Updates from the World of a PhD Student: Finishing Up the Second Year

Hey everyone! I’ve been absent from posting as regularly as I used to, but I wanted to poke my head in and tell you all about how my PhD program is going. Hopefully it will be helpful for those of you considering a PhD yourselves!

I’ve posted a bit about my thought going into the PhD program on HLS (here and here), and at the end of last year I posted some of the things I learned from my PhD (and from the experience of moving to a new town) here. Another year has passed, and I’m currently in the midst of my last semester of coursework. It feels really strange to think that I’ll never be a student in a classroom setting again (save for the occasional seminar), but that I’ll still be a student doing my own independent work under the guidance of faculty. It’s a great transitionary period prior to going out into the workforce, though, and I’m really excited to have more time to devote to my independent projects (namely, my dissertation!)

For those of you who aren’t familiar with the timeline of a PhD program, it has a few more steps than a Master’s program does. Most people finish in 4-5 years, but some people take more or less time depending on their research topic, how much they work outside of school, etc. Students in our program typically come in with an MLS. The first thing we do is take our coursework, which is usually about two years. Then we prepare for and take prelims (comprehensive exam). For my program, the prelims include written statements you prepare, from which your committee pulls your questions. Then, you write your responses over the course of one week. After you pass prelims, you advance to candidacy, and start working on your prospectus (the first 2-3 chapters of the dissertation in most cases). You defend your prospectus, then write the rest of your dissertation, defend the dissertation, and do any revisions your committee asks for. If it all goes according to plan, you should end up with a PhD at the end of it!

In the past year, I have grown a *ton* as a scholar, above and beyond what I thought was possible for such a short period of time. I know I’m (just a bit!) biased about how awesome my program is, but I feel like in this environment I am learning and growing constantly. In the past year, for example, I’ve gone from having a research agenda and some projects to being able to more clearly define and articulate those on the fly, and to feel more confident when I talk about my work and my findings.
Our faculty are very engaged with the students, and we’re bringing in a lot of great speakers, so I’m able to learn from and talk to people with a variety of backgrounds. I’ve also taken courses that expose me to different theories and research methods, gone to conferences, worked on research collaborations, and chatted informally about my work with faculty and other students. All of this means that I’m incredibly fortunate because I’m being exposed to new ideas and cutting edge research, constantly being challenged, and getting the input of people I respect and admire. Even on weeks when I’m super busy or feel overwhelmed, I feel so incredibly fortunate, and I definitely feel like I made the right choice for my career.

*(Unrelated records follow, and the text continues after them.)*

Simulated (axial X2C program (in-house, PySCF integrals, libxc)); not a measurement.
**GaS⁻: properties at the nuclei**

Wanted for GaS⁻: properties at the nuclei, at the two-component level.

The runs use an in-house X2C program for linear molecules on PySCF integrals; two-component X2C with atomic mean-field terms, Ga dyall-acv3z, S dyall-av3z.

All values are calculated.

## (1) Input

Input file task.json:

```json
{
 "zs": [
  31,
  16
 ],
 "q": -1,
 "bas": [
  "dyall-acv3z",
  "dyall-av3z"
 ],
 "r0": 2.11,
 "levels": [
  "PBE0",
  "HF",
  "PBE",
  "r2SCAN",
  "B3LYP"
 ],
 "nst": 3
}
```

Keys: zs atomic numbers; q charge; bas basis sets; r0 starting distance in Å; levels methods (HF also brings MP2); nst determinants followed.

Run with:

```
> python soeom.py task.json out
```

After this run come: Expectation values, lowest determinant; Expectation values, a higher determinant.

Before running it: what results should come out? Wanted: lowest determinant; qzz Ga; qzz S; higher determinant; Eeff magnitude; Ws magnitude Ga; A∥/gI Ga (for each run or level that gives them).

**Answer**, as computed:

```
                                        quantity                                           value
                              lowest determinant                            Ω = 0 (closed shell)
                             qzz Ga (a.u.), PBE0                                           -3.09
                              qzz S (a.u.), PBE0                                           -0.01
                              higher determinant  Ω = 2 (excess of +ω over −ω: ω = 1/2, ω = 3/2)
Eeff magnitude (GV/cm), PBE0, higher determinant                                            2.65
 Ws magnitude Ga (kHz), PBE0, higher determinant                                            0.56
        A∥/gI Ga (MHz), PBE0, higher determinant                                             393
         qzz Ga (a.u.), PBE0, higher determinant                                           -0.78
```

This year I’ve also learned more about the kind of instructor I want to be. We have faculty who engage in a variety of teaching styles at our school, and I’ve gotten to work with folks who simultaneously are approachable, challenge students, encourage critical thinking, and create very useful assignments. I’ve been lucky to have them as mentors, because I have a variety of examples I can pull from when I’m leading my own class in the future, and I also have someone supportive there to give me feedback when I lead all or part of a session for a class I am a Teaching Assistant for. The feedback I’ve heard from students has been positive, so that makes me feel good too!

The last big thing to happen this year is networking. For example, I went to ALISE this year (and won an award!) It was great fun, and I got to meet a lot of the people whose work I admire. I felt way more confident approaching people and talking about my work than I have in the past (I still get kind of nervous some times, but I think we all do). It sounds really silly, but one of my greatest realizations was that the big name folks in the field are still human, and are generally approachable and interested in learning about other people’s work (I know, it’s super obvious, but I can be a bit shy so this was really helpful for me).

So, any questions about the PhD?

2 replies

    • I do! I’m still a little ways off from starting it, but I’m planning on researching the Harlem Public Library and a librarian who worked there in the 1930s who did really innovative things with making it a community space. My research involves going through archival records and building a story about her work out of what I find, which makes it hard to say anything too specific right now, but I’m really looking forward to it and to seeing what her work can teach us about helping our patrons today!